Industrial Cheeese and Defanged Cocaine

Enter: Itaewon

3 May, 2023 | Seoul, South Korea

I moved on from my hotel to a new place. This was an attempt to actually use AirBnB for what I believe is its best purpose - embedding yourself in a culture a little and meeting one or more new local people.

I’ve had success at this a number of times. Besides my recent stay with Robert in Sydney, a trip to Munich more than a decade ago resulted in watching the German version of Who Wants to Be a Millionaire with a lovely couple, which really is a perfect show for someone who barely speaks the language - the host speaks slowly and repeats themselves ad nauseam. The same reasons why I couldn’t stand the American version are excellent for another language.

Anyway, I woke up in the hotel near the palaces in the center of Seoul and acquired breakfast at a delicious but moderately haughty bakery.

Overall a weird vibe with the mechanized ungulate art installation in the center, but the food was good.

I made my way to the new place, dropped off my things, and headed out into the new and fairly (in)famous neighborhood of Itaewon.

As “touristy” as the area I was last in (Jongno-gu), Itaewon is definitely the foreigner district.

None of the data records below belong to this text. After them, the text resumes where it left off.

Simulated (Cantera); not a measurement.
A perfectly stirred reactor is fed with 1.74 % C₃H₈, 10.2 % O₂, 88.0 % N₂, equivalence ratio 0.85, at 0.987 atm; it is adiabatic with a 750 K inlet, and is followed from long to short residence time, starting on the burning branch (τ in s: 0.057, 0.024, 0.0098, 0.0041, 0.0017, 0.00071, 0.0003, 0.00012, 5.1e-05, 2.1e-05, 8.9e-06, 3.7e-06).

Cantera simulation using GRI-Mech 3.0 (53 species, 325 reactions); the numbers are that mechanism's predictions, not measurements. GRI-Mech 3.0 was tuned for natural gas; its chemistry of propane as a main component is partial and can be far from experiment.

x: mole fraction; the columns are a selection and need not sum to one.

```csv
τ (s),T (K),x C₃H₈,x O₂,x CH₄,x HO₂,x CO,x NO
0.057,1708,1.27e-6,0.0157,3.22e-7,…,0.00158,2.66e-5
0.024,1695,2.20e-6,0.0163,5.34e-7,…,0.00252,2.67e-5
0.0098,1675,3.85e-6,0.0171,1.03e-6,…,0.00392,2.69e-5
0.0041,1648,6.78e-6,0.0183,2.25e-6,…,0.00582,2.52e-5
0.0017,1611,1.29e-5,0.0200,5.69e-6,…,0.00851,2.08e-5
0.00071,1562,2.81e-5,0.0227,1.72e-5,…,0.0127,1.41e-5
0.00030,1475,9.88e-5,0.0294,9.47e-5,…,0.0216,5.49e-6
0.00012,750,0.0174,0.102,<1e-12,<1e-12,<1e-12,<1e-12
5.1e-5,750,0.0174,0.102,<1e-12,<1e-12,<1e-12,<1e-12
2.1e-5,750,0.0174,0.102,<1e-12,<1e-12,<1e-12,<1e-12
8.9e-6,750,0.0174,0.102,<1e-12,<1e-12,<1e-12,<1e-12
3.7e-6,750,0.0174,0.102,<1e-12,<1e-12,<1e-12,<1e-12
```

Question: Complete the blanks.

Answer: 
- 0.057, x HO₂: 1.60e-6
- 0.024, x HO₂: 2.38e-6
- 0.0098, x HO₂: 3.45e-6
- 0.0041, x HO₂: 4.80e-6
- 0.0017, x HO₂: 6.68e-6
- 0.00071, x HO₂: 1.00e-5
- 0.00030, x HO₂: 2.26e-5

While the area has a history prior to the Korean War, today the neighborhood is heavily influenced by the sizable American military base within a 10 minute metro ride, home to some 17,000 service members. The knock-on effects of the Yongsan Garrison transformed the area into first (1) a red-light district with a brutal sex trade built for American soldiers (recently profiled in the New York Times), then (2)into the main LGBTQ district in Korea - as it was a place to go where people were either open or didn’t ask questions - and finally, (3) as with all LGBTQ areas in seemingly all major cities, an increasingly upscale and gentrified place, less and less affordable to members of the former community.

One of the many venues in Seoul’s gay village - also known colloquially as “Homo Hill”. It never became clear to me if this was still derogatory or had been re-appropriated by queer people.

Besides the LGBTQ area, there are slivers of the neighborhood that exist as enclaves for many cultures and foreigners; there is an “Islamic Street” (sometimes known as “Halal Hill”) with two mosques, a “African Street” with a sizable Nigerian population, and a single synagogue serves the very tiny Jewish population of Seoul on another nearby hill.

Entry into South Korea as an American was trivial compared to even Australia and New Zealand - with an instant visa that lasts for something like three months. I was not surprised to learn that folks outstaying that time is a common occurrence.

The only other thing I had on the docket for that day was visiting the Namsam Tower on Nam mountain, in the heart of central Seoul. At this point it is basically obligatory, having ascended the equivalents in Santiago, Auckland, Sydney, Osaka, with a failed attempt to do so in Tokyo (the building observation deck was closed).

Namsan Tower is substantially shorter than the others I have visited, but as it is perched on a mountain of about the same height (~250m), the view is at least as good.

The run up to this place involved a bus transfer, a fairly substantial wait for your ticket number to come up, and some light-oriented indoor art before the ascent. Some people were really into it:

The elevator up was composed entirely of screens that played a preview of the tower you were already inside of, similar to the Sydney tower but (1) it wasn’t wasting your time and (2) it didn’t try to do some garbage headache-inducing 3D gimmick.

The view of the city itself was beautiful and just about worth the time and cost.
The look south to the Han river and its many crossings.

As it was a Wednesday, most of the queer bars I was interested in visiting were closed. After a short walk around a block, after ignoring the entreaties of feminine figures still plying their trade in this area, I arrived at what appeared to be the one open bar I could find that seemed welcoming: Always Homme.

One of the bartenders with his big fluffy dog.

If you were to search for this place, you would find basically a nonstop supply of 1-star reviews and they are all basically accurate. Between aggressive touting and being just wildly overcharged, I can’t really recommend the place. That said, my two experiences there were basically fine and the staff were quite friendly, though I ended up paying for the drinks of a local minor celebrity director:

He seemed a little upset I had never heard of him. I would normally ask for permission before using a photo, but I ended up paying for all of his drinks without any explicit consent on my part so?

Anyway, what I can recommend is a beverage they introduced me to that I would try again in the following days - Agwa de Bolivia:

Agwa de Bolivia…is a herbal liqueur made with Bolivian coca leaves and 37 other natural herbs and botanicals including green tea, ginseng, and guarana, distilled and produced in Amsterdam by BABCO Europe Limited. The coca leaf content of the drink, like that in Coca-Cola, has the cocaine alkaloids removed during production, and does not contain the drug.

Despite the origin of its ingredients, I suspect it might be most popular in Korea. The reference image on Wikipedia cites this specific neighborhood.